This is related to the idea that health IT needs “open workflow”, workflow transparent to and editable by health IT system users. There’s my open workflow post and my physician-developer (of EHR workflow) post.
“more powerful BPM modeling capabilities for instance, which provide a graphical way for business users to understand how the processes work. It also offers business activity monitoring (BAM), which supplies a summary of processes in operation”
Many EHRs and much health IT obscures workflow in motion. Workflow state is hidden behind complicated screens in inaccessible database tables.

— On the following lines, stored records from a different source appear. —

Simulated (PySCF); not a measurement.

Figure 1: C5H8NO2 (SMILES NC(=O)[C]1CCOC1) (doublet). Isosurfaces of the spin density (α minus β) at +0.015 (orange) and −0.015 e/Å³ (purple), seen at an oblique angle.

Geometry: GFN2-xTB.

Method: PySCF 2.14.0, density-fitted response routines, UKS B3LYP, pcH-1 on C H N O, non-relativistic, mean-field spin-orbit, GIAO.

“complex event processing (CEP). CEP takes BRM a step further, allowing managers to define rules based on changing criteria …. planning engine that can calculate the optimal use of limited resources. [and] boost CEP capabilities”
I’ve written here, here, and here about complex event processing, business process management and healthcare.
“simulation capability is based on the open source BPSim (Business Process Simulation Interchange) standard, which seeks to bring uniformity to the parameters between the BPM models and the processes they represent”
Wouldn’t it be great if your EHR could not just allow you, a non-programmer, to customize workflow, but to simulate effects of workflow change on a variety of performance statistics? Well, if the EHR was built on a BPM platform, as I’ve argued for for years, you could do exactly this.
“drag and drop interface as well as graphical data and process modelers”
Because you’re not a programmer and you don’t want to have to become a programmer to merely improve your workflow.